County Lines

The National Crime Agency defines County Lines as: “the term used when drug gangs from big cities expand their operations to smaller towns, often using violence to drive out local dealers, and exploiting children and vulnerable people to sell drugs. These dealers will use dedicated mobile phone lines, known as ‘deal lines’ to take orders from users. In most instances, customers will live in a different area to where the dealers and networks are based, so drug runners are needed to transport the drugs and collect payment”.

According to the National Crime Agency’s (NCA) data from 2018, potential victims ranged in age from eleven to fifty-six. However, the majority of the National Referral Mechanism (NRM) referrals were between the ages of fifteen and seventeen.

The primary age group for exploitation was considered to be fourteen to seventeen in a 2019 study, but the report also indicated that the grooming age was getting younger, with reports that children as young as seven were being targeted. In 2019, 7000 potential victims were identified.

Children are targeted in particular because they are easier to monitor, manipulate, and reward than adults. Children from disadvantaged backgrounds are more likely to be targeted, including, those living in poverty, those who experience family breakdowns, have behavioural or developmental disabilities, and those who are removed from schools.

Drug gangs may also target children from stable backgrounds. This is believed to be because they have no criminal records and therefore are less likely to draw attention from authorities.

Young people are labelled as “victims” and “offenders,” which has made it challenging to break away from punitive systems on the front lines. Besides, these distinctions are tough to draw in practice.

The Crown Prosecution Service continues to prosecute young people in the NRM mechanism for multiple crimes, which may lead to serious wrongful convictions.

The Modern Slavery Act of 2015 created a legislative structure for fighting criminal trafficking across county lines. However, bringing cases under the act has proved exceedingly difficult, and defence barristers have struggled.

Moving forward:

Firstly, the complexities of county lines need to be understood. Not all drug dealers need to be treated as criminals; the line between a victim and a criminal is often blurred.

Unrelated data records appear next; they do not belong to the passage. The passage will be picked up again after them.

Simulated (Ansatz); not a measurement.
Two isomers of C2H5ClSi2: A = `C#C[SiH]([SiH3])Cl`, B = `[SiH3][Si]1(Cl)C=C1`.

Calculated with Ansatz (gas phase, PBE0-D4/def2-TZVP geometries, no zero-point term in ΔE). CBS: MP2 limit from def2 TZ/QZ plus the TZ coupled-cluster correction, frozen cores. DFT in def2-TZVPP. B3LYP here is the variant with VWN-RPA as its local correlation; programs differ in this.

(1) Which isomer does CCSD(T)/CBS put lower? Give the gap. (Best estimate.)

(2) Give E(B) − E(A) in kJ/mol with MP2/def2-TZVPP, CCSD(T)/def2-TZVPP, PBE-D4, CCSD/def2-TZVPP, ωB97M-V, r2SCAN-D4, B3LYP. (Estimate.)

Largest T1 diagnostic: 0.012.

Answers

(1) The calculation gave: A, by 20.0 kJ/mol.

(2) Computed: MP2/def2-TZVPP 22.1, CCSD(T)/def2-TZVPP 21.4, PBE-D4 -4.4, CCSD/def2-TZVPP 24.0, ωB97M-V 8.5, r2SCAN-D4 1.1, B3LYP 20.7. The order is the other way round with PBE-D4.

Second, judicial clarity is needed. This includes reviewing the NRM mechanism and prosecution practices in county line cases. The Modern Slavery Act also needs to be reviewed and recommendations by the Independent Review in 2018 must be adopted.

Thirdly, the root causes that enable the exploitation of children in the first place need to be addressed. This includes providing substantial education and training opportunities, poverty alleviation, affordable housing, support for LGBTQ+ youth etc.